Strack made a study of eastern mint denarii (which I have not got access to) and as far as I am aware is the only published study of the eastern denarii of Hadrian. Did he include Sabina coins in this study? The range of style on these eastern denarii is huge ranging from nearing the quality of coins from Rome (in fact allocated to Rome) through to very crude to the extent that they could be considered barbs. When I was looking for these I could find examples that would be thought by Curtis to be "eastern" / "Mint in Asia Minor" but didn't match any of the current known dies. I think that there is much to be learned about this series but it will take specialist collectors sharing information to build up a picture of what is out there and the range of what could be called official and "eastern".

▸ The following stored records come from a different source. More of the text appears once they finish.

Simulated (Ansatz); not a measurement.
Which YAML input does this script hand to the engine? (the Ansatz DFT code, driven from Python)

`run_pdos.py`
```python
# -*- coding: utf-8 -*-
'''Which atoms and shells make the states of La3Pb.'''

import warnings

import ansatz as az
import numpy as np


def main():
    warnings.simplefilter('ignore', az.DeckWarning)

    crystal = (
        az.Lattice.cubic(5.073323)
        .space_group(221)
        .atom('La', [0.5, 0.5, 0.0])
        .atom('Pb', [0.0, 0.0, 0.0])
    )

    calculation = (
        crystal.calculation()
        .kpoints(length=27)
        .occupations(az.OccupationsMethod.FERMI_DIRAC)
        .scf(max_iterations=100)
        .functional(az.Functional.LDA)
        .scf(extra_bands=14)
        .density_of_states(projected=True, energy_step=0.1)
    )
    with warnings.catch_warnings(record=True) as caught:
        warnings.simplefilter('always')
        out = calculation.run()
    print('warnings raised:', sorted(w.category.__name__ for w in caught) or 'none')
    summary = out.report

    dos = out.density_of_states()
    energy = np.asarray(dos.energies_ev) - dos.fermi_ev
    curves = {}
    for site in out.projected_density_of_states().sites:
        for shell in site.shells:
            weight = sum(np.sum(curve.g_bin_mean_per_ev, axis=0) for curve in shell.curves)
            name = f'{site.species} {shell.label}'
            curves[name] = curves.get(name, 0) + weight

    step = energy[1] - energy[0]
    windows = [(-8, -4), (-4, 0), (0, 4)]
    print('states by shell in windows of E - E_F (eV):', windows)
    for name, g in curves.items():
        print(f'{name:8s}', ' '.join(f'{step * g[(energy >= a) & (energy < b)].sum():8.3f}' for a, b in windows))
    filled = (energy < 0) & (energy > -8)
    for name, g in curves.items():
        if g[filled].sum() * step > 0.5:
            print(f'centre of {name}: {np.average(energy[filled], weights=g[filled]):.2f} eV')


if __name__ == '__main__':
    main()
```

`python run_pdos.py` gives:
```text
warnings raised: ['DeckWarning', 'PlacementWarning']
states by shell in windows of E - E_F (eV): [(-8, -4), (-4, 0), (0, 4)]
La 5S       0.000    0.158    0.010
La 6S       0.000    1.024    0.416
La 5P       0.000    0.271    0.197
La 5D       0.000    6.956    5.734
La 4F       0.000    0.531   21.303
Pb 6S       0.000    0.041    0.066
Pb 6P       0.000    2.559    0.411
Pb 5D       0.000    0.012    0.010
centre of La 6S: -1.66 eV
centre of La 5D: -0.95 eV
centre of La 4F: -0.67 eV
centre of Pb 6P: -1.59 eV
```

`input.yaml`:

thank you Martin, here's the topic on Forum http://www.forumancientcoins.com/board/index.php?topic=115758.0 i Have the Strack book, and made comment in this topic on Forum
That there may have been as yet unidentified mints to the east of Rome is not hard to imagine. What I object to is calling everything that is stylistically different from the "normal" a product of some non-specific hypothetical eastern mint. It betrays a poor methodology based on conjecture more than observation. Style discrimination is simple observation, but associating a style type with a particular mint is not based on single isolated specimens, but on patterns. More importantly, since ancient counterfeits made from copycat dies are stylistically distinct too, it is necessary to discriminate.